I'm going to Florida this month, and I like to get in the vacation mood by reading books set in the destination locale. Because I have zero attention span for fiction, I picked out a book called Last Train To Paradise. It recounts the spectacular rise (and fall) of the oversea railroad from Miami to Key West, also known as one of the most insane construction projects ever attempted. I can't imagine building Central Corridor in open water, in tropical heat, through hurricanes, for 130 miles. It's all relative, isn't it?
University Avenue is a rough place for leafy green things. Heat, salt, concrete. Luckily, we have a secret weapon.
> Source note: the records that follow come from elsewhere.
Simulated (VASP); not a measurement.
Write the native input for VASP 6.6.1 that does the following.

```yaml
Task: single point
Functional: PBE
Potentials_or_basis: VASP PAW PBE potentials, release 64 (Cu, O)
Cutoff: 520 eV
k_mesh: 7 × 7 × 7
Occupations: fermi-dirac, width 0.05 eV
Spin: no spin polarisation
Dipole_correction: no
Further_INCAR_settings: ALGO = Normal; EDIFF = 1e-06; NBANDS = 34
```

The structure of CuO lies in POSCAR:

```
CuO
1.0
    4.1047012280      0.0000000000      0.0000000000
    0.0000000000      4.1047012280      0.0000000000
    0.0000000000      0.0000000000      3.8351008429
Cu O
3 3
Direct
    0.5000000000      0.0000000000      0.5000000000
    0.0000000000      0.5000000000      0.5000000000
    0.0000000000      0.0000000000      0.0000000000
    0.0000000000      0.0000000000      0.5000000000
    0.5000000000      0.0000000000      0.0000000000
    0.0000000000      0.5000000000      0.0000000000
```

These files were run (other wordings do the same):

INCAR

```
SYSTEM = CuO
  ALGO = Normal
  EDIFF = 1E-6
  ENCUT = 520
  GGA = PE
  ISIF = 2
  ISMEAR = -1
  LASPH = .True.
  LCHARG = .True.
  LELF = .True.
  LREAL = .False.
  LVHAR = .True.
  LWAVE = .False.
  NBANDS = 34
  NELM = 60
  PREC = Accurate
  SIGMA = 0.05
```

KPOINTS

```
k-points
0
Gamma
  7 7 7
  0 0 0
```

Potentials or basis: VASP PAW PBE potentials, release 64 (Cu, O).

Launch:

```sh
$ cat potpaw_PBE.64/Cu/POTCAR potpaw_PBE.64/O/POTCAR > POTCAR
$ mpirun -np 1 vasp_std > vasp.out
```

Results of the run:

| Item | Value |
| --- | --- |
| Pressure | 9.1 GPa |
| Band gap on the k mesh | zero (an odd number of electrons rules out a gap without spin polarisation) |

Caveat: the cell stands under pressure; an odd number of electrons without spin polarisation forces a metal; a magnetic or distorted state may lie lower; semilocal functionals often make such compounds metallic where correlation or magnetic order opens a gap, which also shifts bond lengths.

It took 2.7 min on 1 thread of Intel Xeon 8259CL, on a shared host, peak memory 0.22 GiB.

Structural soil. It's a mix of clay, gravel, some sort of high-tech hydrogel - basically, it's solid gold (and priced accordingly). It'll allow tree roots to grow and avoid being compacted under concrete. And it allows us to get a continuous tree trench and pervious pavers to catch water instead of individual tree grates that need irrigation.
[Also, don't be alarmed...the Catholic Charities building is still upright. I am just a little tired this morning.]
And speaking of solid gold, Hamline was paved last week in what I think constitutes record time. First concrete of the season for University Avenue.
I am hoping we see some curbs on the south side by the end of the week. Btw, March, this weather is quite helpful for building rail systems. Keep it up.
Um, have you been to Oak Street lately? Because I hadn't. I had been holed up in my house all winter waiting for those days when walking outdoors is a pleasure instead of a chore. Luckily I had a good excuse to get over there last week (picking up an ice cream cake from DQ - yum). This is great ice cream weather.
There's this crazy ped mall with light rail...whaaat?
Not to mention a mammoth chunk of housing where Harvard market used to be. RIP Harvard Market. Ha! Just kidding.
I have several theories about people who talk loudly on cell phones on the bus. One is that this person was a hipster holdout, that is, someone who resisted getting a cell phone until about 2010 and is still going through the awkward "I can talk to you from anywhere" phase. Another is the type of person who has a short attention span and hates riding the bus, but hates more to pay for parking downtown (so they hide & ride in your neighborhood and punish your whole bus to listening to their convos). We'll call him...Guy in a Suit. I hate to say it, but the loud people are almost always men. Yeah.
Here are some typical conversations you can use to identify these riders.
Hipster Holdout: Hey man, I was just on the bus and I thought I'd check in...yeah - I'm calling you from the bus! I know, I'm almost home but...why not call you from the bus? Oh, hold on, I'm getting another call.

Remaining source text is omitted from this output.